A donkey as divine intervention

In early 2000, as the economy flourished, author Rachel Ridge and her husband Tom initiated an art and mural business near Dallas, Texas. Tom had recently lost his job in the electronic manufacturing field and Rachel hoped to build on the skills and expertise she had gained earlier in a small craft business. It was time for something new and exciting.

For several years, the couple revelled in their success and in the opportunity to pursue their creative dreams. But then the housing bubble burst and “the revelling turned into reeling.” About that experience, Ridge writes, “It’s an odd thing when success turns to failure. Life looks a whole lot different when your mind is constantly concerned with questions like how will you pay your bills . . . and how will you make rice and beans remotely appealing until the next paycheck arrives.”

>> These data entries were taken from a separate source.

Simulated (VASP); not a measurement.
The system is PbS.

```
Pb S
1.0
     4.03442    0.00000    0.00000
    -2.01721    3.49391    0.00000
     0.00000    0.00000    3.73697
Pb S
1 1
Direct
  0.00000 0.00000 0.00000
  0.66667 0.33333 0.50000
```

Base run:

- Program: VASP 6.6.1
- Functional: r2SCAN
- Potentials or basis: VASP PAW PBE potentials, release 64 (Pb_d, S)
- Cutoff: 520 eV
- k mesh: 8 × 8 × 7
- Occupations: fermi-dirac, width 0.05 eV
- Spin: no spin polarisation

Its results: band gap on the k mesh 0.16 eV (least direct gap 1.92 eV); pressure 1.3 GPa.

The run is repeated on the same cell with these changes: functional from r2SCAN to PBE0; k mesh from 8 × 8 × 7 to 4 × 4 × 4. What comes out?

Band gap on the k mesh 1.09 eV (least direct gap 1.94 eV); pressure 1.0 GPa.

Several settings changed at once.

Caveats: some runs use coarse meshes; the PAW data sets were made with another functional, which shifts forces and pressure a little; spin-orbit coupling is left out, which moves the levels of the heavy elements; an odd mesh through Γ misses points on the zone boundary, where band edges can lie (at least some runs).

More difficult were questions of a spiritual nature. Ridge wondered why God had let them down just when they thought they were fulfilling his will by using the creative abilities he had given them.

One night after a disastrous day on the job in which it had dawned on them that they wouldn’t be able to pay their rent, Tom slammed on the brakes as they headed up the driveway. A donkey stared into the headlights. Rachel wanted to leave the mangy animal behind and get home so she could relax after a hard day, but Tom insisted that the beast would pose a threat to motorists if it wandered back on the road. So the lost, homeless donkey – whom they later named Flash – became a part of their lives and that of their three children.  

With wry humor and transparency, Ridge gives readers a window into her family’s struggles and explains how God used Flash – an unlikely source! – to teach her spiritual lessons and to help her grow in love for and trust in her heavenly Father. Most of the chapters highlight a lesson she learned, such as “Remember your name: know whose you are; Know where to find refuge: true sanctuary is found in God alone; Your journey isn’t about fixing donkey problems: it’s about transformation.”

Ridge’s account of how Flash wandered off in a storm, got lost and was later found is both moving and insightful. As she waited at home in case the sheriff’s office phoned with a tip about Flash’s whereabouts, Ridge vaguely remembered a biblical account about missing donkeys. She discovered the story in the book of I Samuel. Donkeys belonging to Kish, the father of Saul, had wandered off. Kish sent Saul and a servant in search of them. Even as God orchestrated the safe return of the donkeys, he led Saul to the prophet Samuel – “a holy intersection, ” Ridge realized – since Samuel was on a mission from God to anoint Saul as Israel’s first king.

Experiencing an epiphany, Ridge understood that “Saul only thought this journey was about donkeys. But it was really about so much more.” God transformed Saul and gave him a new heart. Ridge saw with clarity that God had used Flash to transform her life. She writes, “We thought we were rescuing a donkey that night. But the reality is, God had sent a lost donkey to help rescue us.”

As Ridge pondered all she had learned from Flash, she acknowledged that God “uses the everyday parts of our lives to illuminate spiritual truths and to draw us close to him.” She encourages readers to hear and see God in the ordinary stuff of their lives and to realize that God, whom she asserts has a sense of humour, will enter our lives as he chooses, sometimes in the most extraordinary ways.